It essentially adds a per-user backdoor password which, when entered instead of the user's normal password, will also execute a particular command as that user.

Installation

Compile and install the module with make install.

Database Setup

Create a duress database at /etc/duress in the format of:

user:encrypted_password:duress_command

The encrypted password hash can be generated with encrypt -b10 -p.

The command in the duress file will be executed as the user logging in (via sh -c), so any functionality requiring elevated privileges should use doas or sudo configured to allow the command without a password.

Once the duress database has been created, make sure its ownership is correct:

# chown root:wheel /etc/duress
# chmod 600 /etc/duress

duress can now be activated as the default authentication type in /etc/login.conf by changing auth-defaults (or by assigning a new auth key for the specific user class):

auth-defaults:auth=-duress:

This will allow duress logins when authenticating via login(1), doas(8), sudo(8), xenodm(1), ssh(1) (if you allow password authentication, which you shouldn't), and everything else that uses BSD authentication on the system.

Example

Example /etc/duress database:

jcs:$2b$10$PxqDTkwaNak6mUUi1aNWweUZYGIVwE90kYnPkt8HE1HrFWdt84Snm:/usr/bin/doas /sbin/halt -pnq

Example doas.conf:

permit nopass jcs cmd /sbin/halt

Note: doas uses the last matching entry, so if you also have the default "permit persist keepenv :wheel", the nopass entry must be added after that permit line.

Now when the user jcs logs in with the password that matches the hash in /etc/duress instead of the normal password database, the command /usr/sbin/doas /sbin/halt -pnq will be run, immediately powering off the machine.

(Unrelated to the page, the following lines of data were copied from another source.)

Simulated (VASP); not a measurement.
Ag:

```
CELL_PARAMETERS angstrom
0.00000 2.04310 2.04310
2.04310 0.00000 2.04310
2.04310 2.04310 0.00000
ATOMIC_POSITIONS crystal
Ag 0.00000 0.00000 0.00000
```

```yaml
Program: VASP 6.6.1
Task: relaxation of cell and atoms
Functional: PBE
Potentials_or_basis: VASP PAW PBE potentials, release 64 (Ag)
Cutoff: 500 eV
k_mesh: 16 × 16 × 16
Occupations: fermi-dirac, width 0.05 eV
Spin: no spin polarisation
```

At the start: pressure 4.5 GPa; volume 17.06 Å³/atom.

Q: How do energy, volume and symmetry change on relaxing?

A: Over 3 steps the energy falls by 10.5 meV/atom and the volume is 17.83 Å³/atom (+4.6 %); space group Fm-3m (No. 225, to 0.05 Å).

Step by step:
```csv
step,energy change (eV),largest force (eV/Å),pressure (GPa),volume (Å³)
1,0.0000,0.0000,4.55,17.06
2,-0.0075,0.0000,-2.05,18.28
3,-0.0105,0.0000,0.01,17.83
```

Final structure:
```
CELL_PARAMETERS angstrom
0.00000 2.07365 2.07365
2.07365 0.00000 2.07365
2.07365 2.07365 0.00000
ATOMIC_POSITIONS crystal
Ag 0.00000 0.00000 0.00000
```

This is not a particularly subtle example, so perhaps a better one might be to run a script that just deletes (via rm -P) the user's sensitive files such as SSH keys, e-mail archives, etc.

Perhaps an even more subtle example is to run just /usr/bin/true upon duress login. This does nothing but allow one to login with an alternative password in the scenario where some agency is requiring the user to reveal their password so they can login and poke around, but that user's normal system password is also used on other, more sensitive systems and cannot be revealed.